How to check whether document is empty or not

vke3 · February 27, 2019, 12:27pm

Hello,

I have one input docx file which has empty header and footer but it has no text.
I want to check whether the document is empty or not ( i.e. no text, no image, no table in it).
I checked on ASPOSE forum and tried those solution however though there is no text in document still it returning node cell is present in it. Tried below ( similar) approach

if (doc.toString(SaveFormat.TEXT).trim() == “”)
{
if (doc.getChildNodes(NodeType.SHAPE, true).getCount() == 0 && doc.getChildNodes(NodeType.TABLE, true).getCount() == 0
&& doc.getChildNodes(NodeType.PARAGRAPH, true).getCount() == 0 && doc.getChildNodes(NodeType.CELL, true).getCount() == 0){
System.out.println(“Document is empty”);
}else{
System.out.println(“Document is NOT empty”);
}
}
sharing my input docx file could you please check and help me to know why it’s not saying docx file is empty?
And what will be preferred way to check document is empty or not?
Below is the input file.
File.zip (19.5 KB)

awais.hafeez · February 27, 2019, 12:47pm

@vke3,

In this case, please try using the following code:

Document doc = new Document("E:\\file\\Sample Document.docx");

if (doc.toString(SaveFormat.TEXT).trim().equals(""))
{
    if (doc.getChildNodes(NodeType.SHAPE, true).getCount() == 0 && doc.getChildNodes(NodeType.TABLE, true).getCount() == 0
            && doc.getChildNodes(NodeType.CELL, true).getCount() == 0){
        System.out.println("Document is empty");
    }else{
        System.out.println("Document is NOT empty");
    }
}

Hope, this helps.

vke3 · February 27, 2019, 1:07pm

@awais.hafeez,

yes it woks
seems I did small mistake
Thanks a lot.
I have one more question, I am calling doc.getRange().replace method which implements IReplacingCallback. At the time of process of first replace method I want to call another replace method ( i.e. replace method inside another replace method). Is it feasible in ASPOSE?
Currently I am trying the same thing, however my first ( i.e. outer replace method )is working fine but not the another which I am calling inside ( replace method of interface itself won’t get call).

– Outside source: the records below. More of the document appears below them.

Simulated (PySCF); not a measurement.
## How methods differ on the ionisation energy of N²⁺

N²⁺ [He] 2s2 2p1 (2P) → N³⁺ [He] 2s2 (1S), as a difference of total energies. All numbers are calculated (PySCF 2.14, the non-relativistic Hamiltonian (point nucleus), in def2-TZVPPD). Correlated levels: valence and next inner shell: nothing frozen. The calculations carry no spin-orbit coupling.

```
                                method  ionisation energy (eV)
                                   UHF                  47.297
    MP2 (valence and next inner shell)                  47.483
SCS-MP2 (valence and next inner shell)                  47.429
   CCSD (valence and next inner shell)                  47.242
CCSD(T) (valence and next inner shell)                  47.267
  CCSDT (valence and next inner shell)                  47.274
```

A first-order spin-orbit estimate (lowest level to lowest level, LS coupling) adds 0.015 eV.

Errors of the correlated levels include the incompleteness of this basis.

awais.hafeez · February 27, 2019, 1:32pm

@vke3,

Please ZIP and upload your 1) simplified input Word document, 2) Aspose.Words generated output document showing the undesired behavior, 3) expected document (you can create it by using MS Word) and 4) source code to reproduce the same problem on our end here for testing. We will then investigate the issue on our end and provide you more information.

vke3 · February 28, 2019, 1:03pm

@awais.hafeez,

Thank you for support. I solved that problem.
There is one more thing I am trying. In ASPOSE there is Find and Replace methods are available. However I just want to Find the some text not the replace. i.e. I have some regex expression and I want to get the data from document which matches my regex expression.
I couldn’t find on ASPOSE forum where reading the document line by line and get the required data from doc.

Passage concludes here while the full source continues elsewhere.